After playing the 2009 Toronto International Film Festival and sitting on a shelf for a year, The Other Woman was picked up and put out in the wake of star Natalie Portman’s award-winning turn in Black Swan. The problem is, The Other Woman also came out after Rabbit Hole, a tender and surprisingly funny portrait of a couple coping with the loss of a child that managed to avoid the hollow hysterics that Woman often mistakes for gripping drama.
The film staggers its story for maximum discomfort -- we see Emilia (Portman) picking her stepson, William (Charlie Tahan), up from school, earning nothing but nasty looks from all the other mothers. We see William pester Emilia about selling off baby furniture that’s just sitting around the house until she snaps, and when Jack (Scott Cohen) -- her husband, his father -- gets wind of the incident, he tries to place the burden of the blame on Emilia. After all, his kid didn’t know any better, right? From there, we get a glimpse of how Emilia met Jack and carried on with him, winding up with both a baby, briefly, and the home-wrecking reputation that earns one nothing but nasty looks from all the other mothers at school.

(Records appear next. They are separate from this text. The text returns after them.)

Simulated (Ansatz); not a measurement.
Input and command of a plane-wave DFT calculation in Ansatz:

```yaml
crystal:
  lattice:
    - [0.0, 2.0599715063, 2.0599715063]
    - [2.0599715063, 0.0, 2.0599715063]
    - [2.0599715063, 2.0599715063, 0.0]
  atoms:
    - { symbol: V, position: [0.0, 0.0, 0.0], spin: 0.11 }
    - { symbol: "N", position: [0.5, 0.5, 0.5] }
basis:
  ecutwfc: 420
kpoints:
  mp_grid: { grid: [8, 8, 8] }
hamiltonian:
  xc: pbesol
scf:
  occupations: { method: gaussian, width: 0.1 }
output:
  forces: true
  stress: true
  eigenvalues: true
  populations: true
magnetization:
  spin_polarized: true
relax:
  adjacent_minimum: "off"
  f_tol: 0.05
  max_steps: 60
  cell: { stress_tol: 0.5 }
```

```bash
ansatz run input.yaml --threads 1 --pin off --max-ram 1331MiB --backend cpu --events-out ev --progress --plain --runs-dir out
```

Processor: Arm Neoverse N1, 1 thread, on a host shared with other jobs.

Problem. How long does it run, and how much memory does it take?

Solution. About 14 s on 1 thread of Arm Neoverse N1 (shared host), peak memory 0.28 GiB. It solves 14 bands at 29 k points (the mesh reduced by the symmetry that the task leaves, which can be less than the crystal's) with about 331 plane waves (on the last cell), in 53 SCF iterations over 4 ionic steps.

“What, are you in the cliché Olympics?,” spouts a colleague at one point, and they have a point. Emilia’s every attempt to bond with William backfires, and if she doesn’t end up hearing it from Jack, she gets an earful from his ex-wife, Carolyne (Lisa Kudrow, in super-shrill form). And when Emilia gets the rare chance to feel good or at least unashamed, leave it to her mismanaged grief over their dead daughter to transform our hapless heroine into a shrew to rival Carolyne.
In adapting Ayelet Waldman’s novel, director Don Roos put down the poison pen that made The Opposite of Sex a bit of wicked fun and opts toward his more melodramatic Bounce-era tendencies. Save for that early-on flashback to the beginnings of Emilia and Jack’s clearly ill-advised affair, Woman is all aftermath, leaving everyone too damn pouty to make such fragile feelings of love, longing, and resentment resonate beyond simplistic shouting-match confrontations. Structurally speaking, Roos first establishes that no good deed of Emilia’s goes unpunished, that Emilia did indeed drive a family apart, and that Emilia continues to feel guilty for the fact that her new, ideal family unit didn’t last any longer than the three days that her baby was out of the womb, so maybe we should cut her some slack.
It’s too little, too late for our protagonist’s sake, although Portman deserves due credit for trying to rationalize Emilia’s consistently wrong-headed, short-sighted, if occasionally well-intended behavior. She’s in over her head as a mother, beyond her bounds as a colleague, and just generally out of her depth, so it’s little surprise that many scenes leave her face tear-streaked as the stubborn son, the exhausted husband, and the spiteful ex-wife each take their turns giving her a good kick in the emotional shins. By the time redemption rears its inevitable head, it hardly seems like any one of these affluent, embittered characters deserves another shoulder to cry on.
Steve Yedlin’s lensing is the warmest thing about The Other Woman -- to borrow a feeble attempt by Emilia to comfort William, “You look miserable, but not bad. That’s what I shoot for.” -- and the picture looks about as handsome as anyone could’ve possibly hoped. Alas, the only included extra feature is the film’s theatrical trailer.